Jeremy Strong compares Cannes jury to 'Conclave with Champagne'
Published in Entertainment News
Jeremy Strong has compared serving on the jury at the Cannes Film Festival to "'Conclave' with Champagne".
The 'Succession' star was among the famous faces entrusted with picking the winners at the glitzy festival this year and he's revealed jury duty was comparable to the election of a new Pope in critically-acclaimed movie 'Conclave'.
According to Variety, Jeremy said during a press conference: "I feel immeasurably inspired by what I've seen here. It's been so invigorating, and this sort of cumulative tally of the work I'll carry with me ...
"This has been a really wonderful experience, a really connected experience with these people - it's like 'Conclave' with Champagne. It's really great."
The festival jury was led by president Juliette Binoche and also featured Halle Berry, Payal Kapadia, Hong Sansoo, Alba Rohrwacher, Leila Slimani, Dieudo Hamadi and Carlos Reygadas.
The festival's top prize - the Palme d'Or - was awarded to director Jafar Panahi's new drama 'It Was Just an Accident', which tells the story of a group of former prisoners in Iran who plot their revenge on a man they believe was a guard who tortured them behind bars.
Binoche said of the film: "It's very human and political at the same time because he comes from a complicated country, politically speaking.
"When we watched the film, it really stood out. The film springs from a feeling of resistance, survival, which is absolutely necessary today. So we thought it was important to give this film the paramount award.
"Art will always win. What is human will always win. Our creative urge can transform the world."
Strong added: "[We] wanted to recognize films that we felt were transcendent intrinsically as pieces of work ... Ibsen talked about: 'Deep inside, there's a poem in a poem. And when you hear that, when you grasp that, you will understand my song'.
"And I feel that this film and the other films have these poems within the poem that allow us to grasp something ineffable that have changed me."

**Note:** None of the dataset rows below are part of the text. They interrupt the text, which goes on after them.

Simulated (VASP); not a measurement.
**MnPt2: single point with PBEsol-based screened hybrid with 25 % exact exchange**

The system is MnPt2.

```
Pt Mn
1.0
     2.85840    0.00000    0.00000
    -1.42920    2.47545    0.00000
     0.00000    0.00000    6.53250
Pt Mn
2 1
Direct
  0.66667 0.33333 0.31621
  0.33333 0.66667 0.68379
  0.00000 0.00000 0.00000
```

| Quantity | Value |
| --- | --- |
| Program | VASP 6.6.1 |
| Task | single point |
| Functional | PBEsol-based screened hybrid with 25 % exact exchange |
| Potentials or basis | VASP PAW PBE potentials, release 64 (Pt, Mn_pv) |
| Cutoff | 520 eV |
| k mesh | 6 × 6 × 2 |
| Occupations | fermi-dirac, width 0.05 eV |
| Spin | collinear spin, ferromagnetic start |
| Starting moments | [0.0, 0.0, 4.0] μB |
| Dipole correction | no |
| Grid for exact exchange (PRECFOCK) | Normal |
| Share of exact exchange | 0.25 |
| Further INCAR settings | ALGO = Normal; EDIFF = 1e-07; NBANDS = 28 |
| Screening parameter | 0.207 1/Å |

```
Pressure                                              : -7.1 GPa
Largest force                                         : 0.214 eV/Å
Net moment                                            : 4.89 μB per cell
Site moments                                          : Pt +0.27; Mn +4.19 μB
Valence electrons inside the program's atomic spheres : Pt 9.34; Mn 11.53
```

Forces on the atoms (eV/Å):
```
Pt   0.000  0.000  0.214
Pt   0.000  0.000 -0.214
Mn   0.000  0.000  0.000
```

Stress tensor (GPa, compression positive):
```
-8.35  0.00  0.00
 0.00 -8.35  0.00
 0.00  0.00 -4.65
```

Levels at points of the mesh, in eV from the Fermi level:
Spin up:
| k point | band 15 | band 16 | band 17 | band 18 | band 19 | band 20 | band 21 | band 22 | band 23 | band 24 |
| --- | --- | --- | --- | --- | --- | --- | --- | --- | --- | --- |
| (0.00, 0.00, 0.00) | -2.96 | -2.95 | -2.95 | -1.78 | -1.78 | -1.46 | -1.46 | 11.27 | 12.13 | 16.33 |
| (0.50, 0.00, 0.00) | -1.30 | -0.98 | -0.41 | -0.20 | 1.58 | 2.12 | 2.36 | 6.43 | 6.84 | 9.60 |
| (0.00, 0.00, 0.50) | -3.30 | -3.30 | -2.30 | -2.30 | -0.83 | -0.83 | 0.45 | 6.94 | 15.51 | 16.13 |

Panahi previously admitted the film drew on his own personal experience of prison, telling the Guardian newspaper: "The first time I was in prison I was in solitary confinement.
"I was on my own in a tiny cell and they would take me out blindfolded to a place where I would sit in front of a wall and hear this voice at my back. It was the voice of the man who would question me - sometimes for two hours, sometimes for eight hours.
"And I would just hang on his voice all that time, fantasising about who this person was from his voice. And I had an intuition that someday this voice would be an aspect of something I'd write or shoot and give a creative life to."
Speaking after winning the top prize at Cannes, the moviemaker said: "Let's put all the problems, all the differences aside; the most important thing right now is our country and our country's freedom.
"Let's reach that moment together when no one dares to tell us what we should completely include, what we should say, what we shouldn't do… Cinema is a society. No one has the right to tell us what you should do, what you shouldn't do."
The festival's second prize - the the Grand Prix - went to 'Sentimental Value' starring Stellan Skarsgard and the Jury Prize was a tie between ' Sound of Falling' and 'Sirat' while the Camera d'Or award went to 'The President's Cake'.